Theme of Workshop:Equilibrium and Mechanism Design in Strategic Environments
Session Chair:Zhigang Cao, Professor, Beijing Jiaotong University
♦ SPEECH1:(Strategic) Elasticity
Zhigang Cao
Professor
Beijing Jiaotong University
Zhigang Cao is a Professor at the School of Economics and Management, Beijing Jiaotong University. He received his Ph.D. from the Academy of Mathematics and Systems Science, Chinese Academy of Sciences in 2010, where he subsequently served as an Assistant Research Fellow. In September 2017, he joined the School of Economics and Management at Beijing Jiaotong University as a Distinguished Professor under the “Outstanding Hundred Talents Program.” His research focuses on cooperative game theory, transportation games, network games, and algorithmic game theory. He has published extensively in leading journals, including Operations Research, Mathematics of Operations Research, Games and Economic Behavior, and Science China: Mathematics. His work has been recognized with several awards, such as the China Information Economics Theory Contribution Award, the Young Scientist Award in Systems Science and Systems Engineering, the China Decision Science Young Scientist Award, and the Guan Zhaozhi Young Researcher Award.

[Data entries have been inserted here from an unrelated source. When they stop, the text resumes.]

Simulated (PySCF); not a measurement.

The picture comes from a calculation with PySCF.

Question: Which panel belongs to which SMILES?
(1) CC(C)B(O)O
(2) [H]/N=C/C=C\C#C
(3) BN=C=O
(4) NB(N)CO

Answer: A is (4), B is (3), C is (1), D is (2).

Abstract: We introduce elasticity into game theory. We focus on inelastic games, defined as those with inelastic best-response functions. By applying the contraction mapping theory under Thompson’s metric, we show that inelastic games have almost ideal properties regarding equilibrium existence and uniqueness, global stability, adaptive dynamics, and comparative statics. This framework substantially advances the understanding of elasticity, fixed-point theory, strategic complementarities, and network games. We argue that elasticity is not merely a standard economic measure or a mathematical analogue to the derivative; rather, it serves as a powerful, unifying framework for analyzing strategic interactions and feedback systems. (joint work with Sijie Wang and Feng Zhu)
♦ SPEECH2:Multi-stage Contest Design: Theory and Experiment
Jie Zheng
Professor
Shandong University
Jie Zheng is University Distinguished Professor at Shandong University, and he serves as the Director for the Center for Research on Experimental and Theoretical Economics (CREATE). He is recognized as Distinguished Expert of “Taishan Scholar” Project in Shandong Province, and Junior Scholar of “Changjiang Scholar Award” Project by Ministry of Education of the Chinese Government.
Abstract:We first compare two exisiting multi-stage contest design: a tree design and a pyramid design, both theoretically and experimentally. We then propose a new multi-stage contest design, comprised of a ranking phase and a challenge phase. In the ranking phase, contestants are ranked by nested elimination contest with the winner-leave or loser-leave procedure. In the challenge phase, with the lowest-ranked contestant starting first, subsequent players are then presented with the opportunity to challenge the player directly ahead of them until a winner is determined, who is awarded the prize. We show that such a multi-stage contest design with loser-leave ranking procedure elicits higher aggregate effort than the best desin in the existing literature.
♦ SPEECH3:Buying Votes to Maximize the Potential
Lester Chan
Assistant Professor
Southern University of Science and Technology
Lester Chan is an Assistant Professor at Southern University of Science and Technology Business School. Before that, he was an Assistant Professor in Economics at Xiamen University. He received his Ph.D. in Economics from Boston University in 2021. His research interests are microeconomic theory, industrial organization, and political economy, with a focus on contract theory, platforms, voting, and potential games. He has published in various leading journals, including solo-authored papers in The RAND Journal of Economics, Management Science, and Theoretical Economics.
Abstract:This paper revisits the textbook vote buying model in which a buyer offers voters payments to vote for an alternative against their interests under general voting rules. The model admits multiple equilibria: all voters or any maximal losing coalition may vote for it. I show that the model is a potential game, enabling a well-established equilibrium refinement. After refinement, the set of optimal payments is the aspiration core of the dual simple game, concepts from cooperative games. For decisive weighted voting rules, the buyer pays all voters (buying supermajorities) in proportion to their number of votes (Gamson’s Law). My analysis provides a non-cooperative foundation for the nucleolus as a power index.